The pace of apartment construction in the 25 largest metros nearly doubled to 20,000 starts in the third quarter from 11,000 in the second quarter. Unfortunately, most development is occurring in markets that don’t need it, according to a recent analysis by Deutsche Bank Securities Inc.

“In the Texas, North Carolina and Atlanta markets, it’s easy to build and that’s what developers are doing,” says analyst Louis Taylor. “They seem to be building not for what the market needs, but what the developer needs, and that is fees.” Taylor is a senior real estate analyst at Deutsche Bank and the chief author of the company’s Apartment Market Analysis, published this month.

Raleigh-Durham, N.C., for example, had 2,970 apartment units under construction on Sept. 30, equivalent to 3.4% of existing inventory, despite a high vacancy rate of 8.5%. By contrast, some markets in desperate need of new supply, including Orange County, San Francisco and San Jose, Calif., had no apartment starts and precious little under construction in the third quarter. Why are multifamily developers building in markets flush with inventory rather than in places where low vacancy rates suggest greater demand for new units?

For one, markets in general are on the upswing. On average, apartment fundamentals are improving in the 25 markets covered in the Deutsche Bank report, with a 5% vacancy rate in the recent quarter that was down from 5.5% a year earlier. That’s only slightly different from the 5.7% vacancy rate Property & Portfolio Research found in a larger sample of 54 U.S. markets in the third quarter, when vacancy reached its lowest point in five years. With low vacancy and rising rents in many markets, developers are understandably anxious to deliver new units.

Development is more difficult in the markets with the lowest vacancies. Barriers to development include high land prices and a limited inventory of developable sites. Many of the best sites have been tied up for planned residential condominium projects, and are only now becoming available for purchase again as a softening condo market has caused some developers to scrap their plans to build for-sale multifamily projects.

The tendency to develop where it’s easiest has enabled construction to ratchet up more quickly in places like Charlotte and Raleigh, N.C., and in the major Texas cities. That means soft conditions will persist there for the foreseeable future, Taylor says. Those markets have languished under high supplies of apartment space since the 1990s.

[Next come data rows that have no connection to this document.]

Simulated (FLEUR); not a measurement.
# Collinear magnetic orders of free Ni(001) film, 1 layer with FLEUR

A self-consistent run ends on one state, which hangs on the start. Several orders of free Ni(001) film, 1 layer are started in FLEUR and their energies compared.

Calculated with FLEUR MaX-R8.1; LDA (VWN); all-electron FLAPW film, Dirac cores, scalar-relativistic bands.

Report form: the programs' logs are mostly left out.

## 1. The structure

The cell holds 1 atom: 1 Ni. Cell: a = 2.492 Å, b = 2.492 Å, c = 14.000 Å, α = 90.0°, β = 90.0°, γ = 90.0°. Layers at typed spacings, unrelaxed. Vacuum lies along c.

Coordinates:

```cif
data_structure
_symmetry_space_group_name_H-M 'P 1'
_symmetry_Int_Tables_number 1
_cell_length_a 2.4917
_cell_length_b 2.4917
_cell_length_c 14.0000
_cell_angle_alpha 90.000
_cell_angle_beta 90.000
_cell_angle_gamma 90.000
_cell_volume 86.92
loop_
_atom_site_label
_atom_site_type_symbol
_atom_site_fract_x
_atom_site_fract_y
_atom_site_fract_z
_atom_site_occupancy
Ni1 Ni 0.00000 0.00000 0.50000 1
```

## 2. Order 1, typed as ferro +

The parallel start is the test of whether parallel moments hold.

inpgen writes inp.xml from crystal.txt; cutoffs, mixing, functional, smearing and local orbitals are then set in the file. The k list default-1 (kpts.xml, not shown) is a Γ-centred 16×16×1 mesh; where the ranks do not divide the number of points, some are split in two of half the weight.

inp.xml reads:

Houston is on a slightly better footing than its Texas peers due to an influx of residents from areas ravaged by Hurricane Katrina, who drove vacancy rates down to 6% by the end of the second quarter this year from 10.8% a year earlier. The rate inched upward to 6.3% in the third quarter, but that’s still well below 7.8% in Dallas and 7.1% in Austin.

At least the initial rounds of apartment construction will be welcomed in some of these relatively soft markets, according to Michael Cohen, a research strategist at Property & Portfolio Research. Atlanta, for example, has recovered from a 13.1% vacancy rate in 2002 to a more modest 8.6% today, and is expected to experience above-average growth in its population of renting households. Similarly strong growth is expected in some of the other markets with low barriers to entry, which fuel rapid economic growth and job creation.

“Both Atlanta and Dallas have very healthy expected growth in apartment-renting households, so certainly the demand is there. But builders tend to overbuild in those markets at a certain point in the cycle,” Cohen says.

Soon, development well gain momentum in markets with greater barriers to entry, including New York and Los Angeles, experts agree. That’s because development capital, contractors and prime sites once devoted to residential condominium projects will be shifted to the rental market. The supply of apartment units is projected to leap ahead by 97,000 units in 2007, compared with a net increase of about 19,500 in 2006, Cohen says.

Apartment construction will accelerate in 2008 and 2009, Property & Portfolio Research projects. That suggests landlords will be able to boost rents through 2007, with rents stabilizing as supply increases and comes closer to equilibrium with demand in subsequent years.